By Don Wanlass
Over the years, the sporting world has introduced a new acronym to the lexicon. GOAT now stands for Greatest Of All Time.
I first heard it used to describe Muhammad Ali. Later, Michael Jordan became the GOAT. Nowadays it’s Tom Brady.
The sporting world has lost two of its GOATs this week. Iconic broadcaster Vin Scully died Aug. 2 at the age of 94. On July 31, Bill Russell, the greatest winner of all time, died.
Russell was the center for the Boston Celtics in the 1950s and 60s. During his 13-year career, the Celtics won 11 NBA titles, including eight straight between 1959 and 1966.
Before he reached the NBA, he won two NCAA titles with the University of San Francisco. Those teams won 55 consecutive games, a record that stood until John Wooden and the UCLA Bruins shattered it, winning 88 straight games between 1971 and 1974.
He also won an Olympic Gold Medal in 1956.

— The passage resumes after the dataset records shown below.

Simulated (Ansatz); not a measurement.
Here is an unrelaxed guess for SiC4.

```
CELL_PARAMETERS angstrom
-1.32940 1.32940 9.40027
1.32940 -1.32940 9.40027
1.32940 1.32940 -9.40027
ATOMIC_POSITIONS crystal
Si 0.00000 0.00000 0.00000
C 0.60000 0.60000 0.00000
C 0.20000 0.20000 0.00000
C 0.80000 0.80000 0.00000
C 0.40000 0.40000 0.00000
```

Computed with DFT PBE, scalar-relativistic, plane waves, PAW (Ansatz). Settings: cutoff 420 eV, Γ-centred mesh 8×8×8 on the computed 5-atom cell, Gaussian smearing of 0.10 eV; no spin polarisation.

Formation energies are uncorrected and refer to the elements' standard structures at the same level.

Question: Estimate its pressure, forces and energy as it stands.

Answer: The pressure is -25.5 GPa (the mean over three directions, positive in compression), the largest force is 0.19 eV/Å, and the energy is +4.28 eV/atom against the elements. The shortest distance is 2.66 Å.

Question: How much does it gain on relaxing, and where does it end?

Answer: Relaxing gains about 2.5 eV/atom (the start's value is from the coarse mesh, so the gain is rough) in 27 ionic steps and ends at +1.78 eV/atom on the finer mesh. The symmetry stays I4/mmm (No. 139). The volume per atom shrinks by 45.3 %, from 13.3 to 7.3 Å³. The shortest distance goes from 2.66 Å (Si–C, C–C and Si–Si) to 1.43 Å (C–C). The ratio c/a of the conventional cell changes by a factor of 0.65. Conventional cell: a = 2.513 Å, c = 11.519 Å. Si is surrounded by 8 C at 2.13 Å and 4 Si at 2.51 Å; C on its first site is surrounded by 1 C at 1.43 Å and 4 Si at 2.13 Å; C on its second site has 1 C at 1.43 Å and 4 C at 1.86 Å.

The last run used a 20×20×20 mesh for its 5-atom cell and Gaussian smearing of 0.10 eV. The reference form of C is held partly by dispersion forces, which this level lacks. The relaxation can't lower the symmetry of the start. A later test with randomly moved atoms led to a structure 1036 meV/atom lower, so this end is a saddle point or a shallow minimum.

That means that from 1955 to 1969, Russell’s teams failed to win whatever title they were playing for only twice. That’s greatness.
Russell wasn’t the greatest basketball player ever. That title belongs to either Wilt Chamberlain, Kareem Abdul-Jabbar or Jordan.
But he was good enough to win five NBA most valuable player awards. He also led the league in rebounding five times and averaged more than 20 rebounds a game 10 years in a row.
He never scored more than 18.9 points a game in a season, but those Celtics teams didn’t need him to score. He played defense, blocked shots and grabbed rebounds, which allowed the Celtics fast-break offense to kick into high gear.
When Celtics legendary coach Red Auerbach retired after the 1965-66 season, Russell became the first Black to lead a professional sports team. He served as a player-coach his last three seasons in the NBA, winning his last two titles.
Like Chamberlain, Russell also was a world-class athlete in track and field. Chamberlain was a quarter-miler. Russell was a high jumper, leaping 6-feet, 9-1/4 inches at the West Coast Relays in 1956. He was ranked seventh in the world that year in the high jump and probably could have made the Olympic team in that sport, if he had tried.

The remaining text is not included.